Cluster Monitoring

BigchainDB uses StatsD for cluster monitoring. We require some additional infrastructure to take full advantage of its functionality:

  • an agent to listen for metrics: Telegraf,
  • a time-series database: InfluxDB, and
  • a frontend to display analytics: Grafana.

We put each of those inside its own Docker container. The whole system is illustrated below.

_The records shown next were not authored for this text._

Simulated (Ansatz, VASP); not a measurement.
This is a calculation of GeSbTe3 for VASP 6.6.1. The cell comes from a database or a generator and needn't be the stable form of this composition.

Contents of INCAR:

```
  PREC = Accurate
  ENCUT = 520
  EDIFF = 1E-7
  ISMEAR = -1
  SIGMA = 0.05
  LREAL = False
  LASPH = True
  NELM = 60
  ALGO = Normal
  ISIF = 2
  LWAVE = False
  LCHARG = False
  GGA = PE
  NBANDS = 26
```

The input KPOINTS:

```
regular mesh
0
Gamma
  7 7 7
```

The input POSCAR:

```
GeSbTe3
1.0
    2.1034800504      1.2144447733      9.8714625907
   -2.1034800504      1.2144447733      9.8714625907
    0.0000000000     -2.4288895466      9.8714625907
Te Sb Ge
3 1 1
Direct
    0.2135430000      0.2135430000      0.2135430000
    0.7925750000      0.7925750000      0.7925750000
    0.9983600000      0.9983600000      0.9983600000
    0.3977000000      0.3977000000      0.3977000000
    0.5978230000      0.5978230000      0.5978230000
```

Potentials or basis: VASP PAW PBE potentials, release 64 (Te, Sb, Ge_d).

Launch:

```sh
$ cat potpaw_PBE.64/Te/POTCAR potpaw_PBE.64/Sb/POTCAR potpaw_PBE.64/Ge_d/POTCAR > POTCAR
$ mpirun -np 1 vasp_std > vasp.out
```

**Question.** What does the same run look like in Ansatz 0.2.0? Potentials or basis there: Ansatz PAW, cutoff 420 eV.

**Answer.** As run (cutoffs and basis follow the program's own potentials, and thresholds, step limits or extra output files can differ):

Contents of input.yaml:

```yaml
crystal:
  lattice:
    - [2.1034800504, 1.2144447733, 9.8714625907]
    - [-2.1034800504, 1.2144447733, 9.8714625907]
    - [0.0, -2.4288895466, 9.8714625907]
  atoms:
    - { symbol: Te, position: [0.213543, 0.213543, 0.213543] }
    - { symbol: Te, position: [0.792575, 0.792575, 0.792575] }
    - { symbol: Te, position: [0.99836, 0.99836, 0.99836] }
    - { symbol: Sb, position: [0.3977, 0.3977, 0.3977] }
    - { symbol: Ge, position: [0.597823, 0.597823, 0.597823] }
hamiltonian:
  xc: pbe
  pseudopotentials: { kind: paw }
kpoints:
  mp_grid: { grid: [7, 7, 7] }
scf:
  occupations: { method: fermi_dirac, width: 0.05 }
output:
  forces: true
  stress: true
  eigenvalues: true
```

BigchainDB monitoring system diagram: Application metrics flow from servers running BigchainDB to Telegraf to InfluxDB to Grafana

For ease of use, we’ve created a Docker Compose file (named docker-compose-monitor.yml) to define the monitoring system setup. To use it, just go to to the top bigchaindb directory and run:

$ docker-compose -f docker-compose-monitor.yml build
$ docker-compose -f docker-compose-monitor.yml up

It is also possible to mount a host directory as a data volume for InfluxDB by setting the INFLUXDB_DATA environment variable:

$ INFLUXDB_DATA=/data docker-compose -f docker-compose-monitor.yml up

You can view the Grafana dashboard in your web browser at:

http://localhost:3000/dashboard/script/bigchaindb_dashboard.js

(You may want to replace localhost with another hostname in that URL, e.g. the hostname of a remote monitoring server.)

The login and password are admin by default. If BigchainDB is running and processing transactions, you should see analytics—if not, start BigchainDB and load some test transactions:

$ bigchaindb load

then refresh the page after a few seconds.

If you’re not interested in monitoring, don’t worry: BigchainDB will function just fine without any monitoring setup.

Feel free to modify the custom Grafana dashboard to your liking!